Business Takeover
When the untested son of a St. Lucian businessman, Allen Chastanet, emerged as prime minister of St. Lucia in the 2016 election, I was one of the few persons who warned against the creeping takeover of politics by limited business-types, who had been side-lined in the march to independence. My concern was that in a moment of the crisis of the post-colonial order, we were witnessing the re-emergence of the social and economic forces who had been the beneficiaries of colonialism.
This, to me, was the single most important framework, through which the emergence of a politician like Chastanet could be understood.
Ironically however, the emergence of business-types, who have no social connection to grass-roots social movements, are now being presented as beneficial to ordinary Caribbean persons.
Whilst in the post-colonial period it was the mass-based social democratic parties and trade unions which were seen as the legitimate political response to the economic and political hegemony of a small privileged elite, today, fifty years after independence, historical amnesia has set in, and a new ideological context supportive of the empowerment of business interests has taken hold.
Thus, the public has been lured into assuming that neo-liberal ideology is neutral, and that the election of businessmen is a “natural”, “logical” or normal development which should raise no concern.
However, it should never be forgotten that the policy options associated with neo-liberalism are in the direct interest of the traditional Caribbean elite.
For example, whilst privatisation is presented as a “common sense” response to government indebtedness, the unacknowledged truth of the matter is that is a means to facilitate the transfer of wealth into the hands of the already wealthy. In the context of the Caribbean, it is really a crude practice which allows subservient politicians to transfer significant sections of public wealth and power to political friends or capitalist masters.
It is for this reason that the Caribbean should take special note of the decision by the Allen Chastanet government to contract the private firm of Ernest and Young to formulate St. Lucia’s 2017/18 budget. This development can be seen as a new material reality, pushing the Caribbean deeper into full neo-liberal takeover.

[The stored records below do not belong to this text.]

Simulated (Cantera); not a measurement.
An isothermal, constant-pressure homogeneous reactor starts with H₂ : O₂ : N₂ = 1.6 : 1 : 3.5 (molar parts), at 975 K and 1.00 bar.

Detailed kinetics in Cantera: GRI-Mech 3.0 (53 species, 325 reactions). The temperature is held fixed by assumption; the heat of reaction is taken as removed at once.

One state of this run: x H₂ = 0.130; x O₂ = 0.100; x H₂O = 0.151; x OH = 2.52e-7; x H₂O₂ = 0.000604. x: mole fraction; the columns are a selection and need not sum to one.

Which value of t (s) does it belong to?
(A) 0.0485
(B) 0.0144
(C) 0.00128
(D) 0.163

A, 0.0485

According to an online report from the St. Lucia Times News, this transfer of such a significant slice of state responsibility to a private sector organisation, was justified on the basis that “Ernst and Young already had a working relationship with the government in the area of tax reform, it was only fitting that they continue to assist in the budgetary process”.
The casual assumption that a private firm can have as much legitimacy in fashioning a state budget as a democratically elected government, is the clear sign that our Caribbean governments have capitulated to the very forces against which our independence projects were built. Eternal Vigilance!